The cumulative residual extropy (CRJ) is a measure of uncertainty that serves as an alternative to extropy. It replaces the probability density function with the survival function in the expression of extropy. This work introduces a new concept called normalized dynamic survival extropy (NDSE), a dynamic variation of CRJ. We observe that NDSE is equivalent to CRJ of the random variable of interest $X_{[t]}$ in the age replacement model at a fixed time $t$. Additionally, we have demonstrated that NDSE remains constant exclusively for exponential distribution at any time. We categorize two classes, INDSE and DNDSE, based on their increasing and decreasing NDSE values. Next, we present a non-parametric test to assess whether a distribution follows an exponential pattern against INDSE. We derive the exact and asymptotic distribution for the test statistic $\widehat{\Delta}^*$. Additionally, a test for asymptotic behavior is presented in the paper for right censoring data. Finally, we determine the critical values and power of our exact test through simulation. The simulation demonstrates that the suggested test is easy to compute and has significant statistical power, even with small sample sizes. We also conduct a power comparison analysis among other tests, which shows better power for the proposed test against other alternatives mentioned in this paper. Some numerical real-life examples validating the test are also included.

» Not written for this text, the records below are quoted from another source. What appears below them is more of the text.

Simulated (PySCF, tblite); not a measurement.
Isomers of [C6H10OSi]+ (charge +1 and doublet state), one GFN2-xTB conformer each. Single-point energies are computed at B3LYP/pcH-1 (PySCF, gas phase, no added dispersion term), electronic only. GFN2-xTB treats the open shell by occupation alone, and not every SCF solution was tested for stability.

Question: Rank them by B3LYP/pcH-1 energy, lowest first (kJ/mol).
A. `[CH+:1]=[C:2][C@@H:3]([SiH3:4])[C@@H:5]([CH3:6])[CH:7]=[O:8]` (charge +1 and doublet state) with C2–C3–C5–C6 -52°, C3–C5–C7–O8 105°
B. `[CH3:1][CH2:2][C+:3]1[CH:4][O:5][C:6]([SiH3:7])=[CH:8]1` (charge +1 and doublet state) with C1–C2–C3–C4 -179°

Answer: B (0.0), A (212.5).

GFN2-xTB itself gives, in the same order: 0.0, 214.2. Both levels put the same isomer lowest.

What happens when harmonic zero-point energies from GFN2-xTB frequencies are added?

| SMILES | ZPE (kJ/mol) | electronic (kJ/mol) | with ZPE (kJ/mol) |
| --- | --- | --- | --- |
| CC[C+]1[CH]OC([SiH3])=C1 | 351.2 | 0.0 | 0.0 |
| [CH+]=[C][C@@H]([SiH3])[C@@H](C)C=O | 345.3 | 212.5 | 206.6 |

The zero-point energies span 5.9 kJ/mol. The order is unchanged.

翻译：累积残差外熵（CRJ）是一种不确定性度量，可作为外熵的替代指标。它在外熵的表达式中用生存函数替换了概率密度函数。本文引入了一个称为归一化动态生存外熵（NDSE）的新概念，这是CRJ的一种动态变体。我们观察到，在固定时间$t$的年龄替换模型中，NDSE等价于目标随机变量$X_{[t]}$的CRJ。此外，我们证明了NDSE在任何时间仅对指数分布保持恒定。根据NDSE值的递增和递减特性，我们将其分为INDSE和DNDSE两类。接着，我们提出了一种非参数检验方法，用于评估分布是否遵循相对于INDSE的指数模式。我们推导了检验统计量$\widehat{\Delta}^*$的精确分布和渐近分布。此外，本文还针对右删失数据提出了渐近行为的检验方法。最后，通过模拟计算确定了精确检验的临界值和功效。模拟结果表明，即使在小样本情况下，所提出的检验方法也易于计算且具有显著的统计功效。我们还与其他检验方法进行了功效比较分析，结果显示本文提出的检验方法在面对文中提及的其他备择假设时具有更优的功效。文中还包含了一些验证该检验方法的实际数值案例。